It’s easy to get lost on familiar ground when the landscape changes around you. Sometimes you just need to climb out of it.
With the snows finally melted, a lot of places that were inaccessible to me since the floods are now open. So last week, I hiked up Tahosa Creek, which I hadn’t explored since last fall. Amazingly, it looked like the floods came through just yesterday, unlike the roads going through St. Vrain Canyon. Since last fall, the highway crews have been busy removing dead trees and debris, using bulldozers to straighten out the creek, get it to flow in an orderly way. It will take decades for the vegetation to grow back, but there is a semblance of order, as if humans had tidied up the landscape, leaving it open to revegetate and replenish.
But on the small Tahosa Creek, there’s no one to take on this chore, so the fallen aspen trees clog the creek, creating their own stream diversions— smaller branches, twigs and grasses caught in their arms. The tall, leggy branches of the willows are yanked down to the ground, still in submission to the flood waters.
Untamed by CDOT’s bulldozers, the creek bed is now two or three times bigger than it was before the floods, so the creek is free to divide and spread wherever it wants, sometimes splitting into three channels. Away from the main flow, gravel and rock deposits litter the valley floor, with an occasional deposit of fine sand, as if the remains of a child’s sandbox or a faraway beach had been dropped here.
Hiking up the creek was slow going. In places where the path had been claimed by the forces of the flood, I had to either scramble up the hillside over rocks or crash through trees and bushes, or walk on the uneven creek bed. There were also barbed wire and wooden fences to crawl over and under.
Somewhere up ahead was a bridge that crossed the creek and gave me access to the road that would take me back to the cabin, so I wouldn’t have to bushwhack my way back. But this newly formed, chaotic landscape didn’t look familiar. I had never seen the new road across the creek, and farther up the stream, it looked like a bulldozer had come in and flattened out the stream bed. Where was I? How far was the bridge? And would it still be there after the floods?
I started to feel that I was losing my bearings, so I hurried faster, intent on finding something familiar. When I realized I was just hurrying along, not seeing anything, I decided it was better to go back than push on, because I knew what was behind me but not ahead.
But I needed to climb higher, get out of the mess, even the sadness of seeing all this destruction. I found what looked like an old game trail that took me higher and higher on a relatively level path. When I finally stopped and looked behind me, I could see the mountains to the south and Meeker to the west, and the seemingly endless green pine forests. Below was the tangle of river, trees and brown rushing water. But up here was spaciousness, room to breathe and gain a new perspective.

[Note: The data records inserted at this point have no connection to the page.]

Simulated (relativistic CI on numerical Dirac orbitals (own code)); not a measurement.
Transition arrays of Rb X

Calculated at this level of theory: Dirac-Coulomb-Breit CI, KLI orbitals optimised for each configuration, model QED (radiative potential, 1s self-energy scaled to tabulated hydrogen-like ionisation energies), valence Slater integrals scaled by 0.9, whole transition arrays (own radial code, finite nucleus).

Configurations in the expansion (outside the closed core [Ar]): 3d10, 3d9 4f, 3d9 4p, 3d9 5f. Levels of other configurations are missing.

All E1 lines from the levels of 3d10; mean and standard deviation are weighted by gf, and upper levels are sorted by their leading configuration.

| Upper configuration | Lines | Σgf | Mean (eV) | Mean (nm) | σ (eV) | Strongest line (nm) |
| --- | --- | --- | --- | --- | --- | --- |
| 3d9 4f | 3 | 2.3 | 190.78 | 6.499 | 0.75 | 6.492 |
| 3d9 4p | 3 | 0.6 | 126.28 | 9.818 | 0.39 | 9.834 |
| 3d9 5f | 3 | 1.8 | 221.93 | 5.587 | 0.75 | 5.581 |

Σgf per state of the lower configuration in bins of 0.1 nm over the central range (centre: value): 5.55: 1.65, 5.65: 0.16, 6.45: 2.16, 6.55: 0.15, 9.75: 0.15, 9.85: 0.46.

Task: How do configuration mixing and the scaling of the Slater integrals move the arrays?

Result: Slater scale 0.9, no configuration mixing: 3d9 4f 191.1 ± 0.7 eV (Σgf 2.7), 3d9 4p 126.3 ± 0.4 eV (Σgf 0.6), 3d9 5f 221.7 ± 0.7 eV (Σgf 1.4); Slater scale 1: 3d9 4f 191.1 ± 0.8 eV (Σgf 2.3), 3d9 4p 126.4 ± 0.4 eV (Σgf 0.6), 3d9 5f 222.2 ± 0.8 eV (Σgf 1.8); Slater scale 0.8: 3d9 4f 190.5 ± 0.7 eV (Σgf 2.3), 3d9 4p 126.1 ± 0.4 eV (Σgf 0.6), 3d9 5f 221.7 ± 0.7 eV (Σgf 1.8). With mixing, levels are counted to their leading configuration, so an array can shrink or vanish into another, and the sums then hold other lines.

Sometimes life is as simple as making a choice: stay in the chaos and entanglements or climb out of it.
As always with your pieces, Kathy, I feel a vicarious release from the confusion of the tangled creek bottom.This encourages me to climb higher in my consciousness and get a wider perspective on my own problems. Thanks as ever.
Posted by: Julene Bair | May 14, 2014 at 08:01 AM
Wonderful short story and photography. And I like the phrase "bushwhack my way back", don't hear that everyday.